I’ve been thinking about death lately. My thinking was triggered during the funeral of a close family friend. When she died, she was the same age as my big sister, and she is survived by five children – adults and teenagers. While seated in the pews of the funeral home, my mother sat to my left and my sister to my right. In the middle of mourning the deceased’s passing and her family’s loss, my mind wandered to thoughts of the type of service I wanted, and I leaned to my left and I shared my thoughts with my mother as they came to me. Something else was stirring inside me during the funeral service.

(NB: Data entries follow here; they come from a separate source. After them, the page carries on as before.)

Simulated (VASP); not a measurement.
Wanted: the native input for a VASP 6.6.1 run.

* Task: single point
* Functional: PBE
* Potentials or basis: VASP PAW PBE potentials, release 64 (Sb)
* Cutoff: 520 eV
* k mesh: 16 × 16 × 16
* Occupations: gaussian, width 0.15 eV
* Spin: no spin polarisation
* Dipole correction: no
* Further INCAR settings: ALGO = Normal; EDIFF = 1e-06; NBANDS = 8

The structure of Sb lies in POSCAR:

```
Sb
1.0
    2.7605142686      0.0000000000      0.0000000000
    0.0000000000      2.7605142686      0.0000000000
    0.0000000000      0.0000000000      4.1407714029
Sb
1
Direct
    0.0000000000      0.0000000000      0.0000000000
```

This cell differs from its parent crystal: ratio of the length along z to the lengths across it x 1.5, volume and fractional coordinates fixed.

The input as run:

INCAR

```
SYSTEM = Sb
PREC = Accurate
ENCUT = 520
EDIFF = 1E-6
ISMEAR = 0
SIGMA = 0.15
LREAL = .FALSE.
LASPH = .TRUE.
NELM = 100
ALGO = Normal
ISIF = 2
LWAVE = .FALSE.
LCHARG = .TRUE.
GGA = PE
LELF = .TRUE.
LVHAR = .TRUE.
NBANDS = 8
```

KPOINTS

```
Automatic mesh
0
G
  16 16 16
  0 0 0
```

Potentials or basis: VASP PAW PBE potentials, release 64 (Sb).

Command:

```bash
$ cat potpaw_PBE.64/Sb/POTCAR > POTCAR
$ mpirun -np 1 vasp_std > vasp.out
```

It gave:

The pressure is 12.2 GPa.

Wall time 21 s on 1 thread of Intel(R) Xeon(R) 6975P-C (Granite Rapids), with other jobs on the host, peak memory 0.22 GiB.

I’ve been called “sensitive” a time or two, and when my sister reached over, grabbed my hand, and squeezed, I definitely earned that title. Tears that had been welling up inside me for months suddenly erupted and I choked back a sob. I cried for the family of the deceased, and particularly the daughters who hollered out in pain, as though their mother was physically stitched to their bodies and someone came along and ripped them apart, leaving a gaping wound. I cried because, one day, my mother or myself would experience that, and I cannot stand the thought of anyone I love experiencing pain, hurt, or sadness. I cried because, when my sister squeezed my hand, I was forced to begin the process of reconciling some things in me.
I went to the funeral knowing that I would be faced with this moment. My sister and I, once as entwined as you can imagine two sisters can be, are not as close these days. When she squeezed my head, and I was faced with the reality of death, the unexpected shortness of life, and the wish for just a little more time, I began the process of deciding whether and how to mend my relationship with my sister.
I had so many competing thoughts before, during, and after the funeral service, but three things became clear in the weeks that followed:
1) We must each exercise our autonomy in crafting our narrative and shaping our legacy.
I must be deliberate in crafting my narrative because my narrative will become my history. We should not go through life passively, responding to circumstances, and unprepared for the future. I am the first to admit that I am not where I want to be. However, I am exactly where I should be – the difference is that I have faith in my journey. I have confidence that things will happen when they are supposed to. This confidence did not come easily. I had my share of false starts: in friendships, romantic relationships, and professional relationships. And I’m sure there are more false starts to come; I cannot control when or how they show up. Yet, I do not regret a single experience. I am grateful for them because they inform my life and led me to this very moment. At the same time, I firmly believe in planning; I have goals and plans to achieve them.
You can plan your legacy. You can aim high and try to shape your future and the impact that you will have on others. Of course, you cannot control how your intentions and actions will be received. You can, however, undoubtedly control your intentions and actions. With this control, you have the power to plan for your death by crafting your narrative and your legacy. We all have the autonomy to create positive and inspiring memories.
I want to leave a legacy that I would be proud of. My mission is to identify, teach, and manifest the power of self-revelation. One way that I work towards and achieve this mission is through writing and curating. Dressing every day is an expression of my creativity, my identity, and my freedom. These are just a few of the ways that I am crafting my legacy and narrative.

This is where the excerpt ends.